First term as President of Russia
Putin was elected by a country that had been battered by the transition from communism to market economy, and which had fared badly in the economic crash of 1998. Russia had just devalued the ruble, defaulted on its debts, and experienced inflation of over 80%. Aware of this, Putin’s first promise to the nation was to turn Russia into “a free, prosperous, flourishing, strong and civilized country, a country that its citizens are proud of and that is respected internationally.”
Putin’s first task was to break the power that Russia’s oligarchs held in politics. Under Yeltsin they had bought cheap assets from the state and turned them into massive businesses and fortunes. Putin was convinced he could not rule effectively if they were involved in politics. So, he started a war with them.

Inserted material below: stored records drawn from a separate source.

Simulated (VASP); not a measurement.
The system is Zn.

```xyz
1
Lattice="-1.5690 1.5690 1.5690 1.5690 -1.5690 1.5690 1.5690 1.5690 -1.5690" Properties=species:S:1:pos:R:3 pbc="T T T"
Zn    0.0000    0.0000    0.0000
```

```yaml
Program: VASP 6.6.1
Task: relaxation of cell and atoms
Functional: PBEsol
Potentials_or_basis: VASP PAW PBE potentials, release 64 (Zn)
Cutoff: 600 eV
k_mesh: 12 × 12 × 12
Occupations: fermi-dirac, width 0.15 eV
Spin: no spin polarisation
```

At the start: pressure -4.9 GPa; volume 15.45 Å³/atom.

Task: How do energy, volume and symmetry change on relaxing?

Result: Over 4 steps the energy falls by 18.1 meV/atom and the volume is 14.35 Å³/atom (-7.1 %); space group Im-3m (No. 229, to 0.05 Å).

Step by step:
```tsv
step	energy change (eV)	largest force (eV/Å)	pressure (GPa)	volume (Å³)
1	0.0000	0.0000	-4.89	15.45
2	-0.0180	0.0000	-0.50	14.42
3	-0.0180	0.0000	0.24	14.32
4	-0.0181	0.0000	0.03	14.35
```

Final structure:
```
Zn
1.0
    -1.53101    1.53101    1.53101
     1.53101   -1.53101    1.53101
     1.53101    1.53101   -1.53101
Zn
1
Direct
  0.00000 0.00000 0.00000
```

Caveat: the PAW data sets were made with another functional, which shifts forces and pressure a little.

Prominent oligarchs were arrested and their assets seized. The most prominent oligarch to be arrested was Mikhail Khodorkovsky, the billionaire owner of the Yukos oil firm.
Khodorkovsky’s arrest, and subsequent decade long imprisonment, convinced many of the other oligarchs to enter a so-called ‘Grand Bargain’ with Putin. In exchange for agreeing to stay out of politics forever, they would be left to run their businesses the way they wanted, free of political interference.
Putin’s first term was not without controversy or challenge, however. Two crises in which he was first criticised for a slow response, and then risked everything in a bold and controversial gamble could be seen as pivotal in his development as a leader.
The first year of his presidency was rocked by the Kursk submarine disaster. In August 2000, the Oscar class nuclear submarine exploded and sank with the loss of all hands. Putin was criticised heavily for his slow response and, in particular, for not returning from vacation immediately to personally oversee the crisis.
Perhaps conscious of the way he had been criticised, Putin responded very differently to the October 2002 Moscow theatre hostage crisis. Three days after 40 Chechen terrorists had taken 850 people hostage in the Dubrovka Theatre, Putin ordered a rescue mission that would involve pumping gas into the theatre to knock everyone unconscious. 130 of the hostages died from gas poisoning during the rescue, although the rest were rescued. Although he was criticised by many for approving such a risky rescue mission, he was praised by many others for his bold response.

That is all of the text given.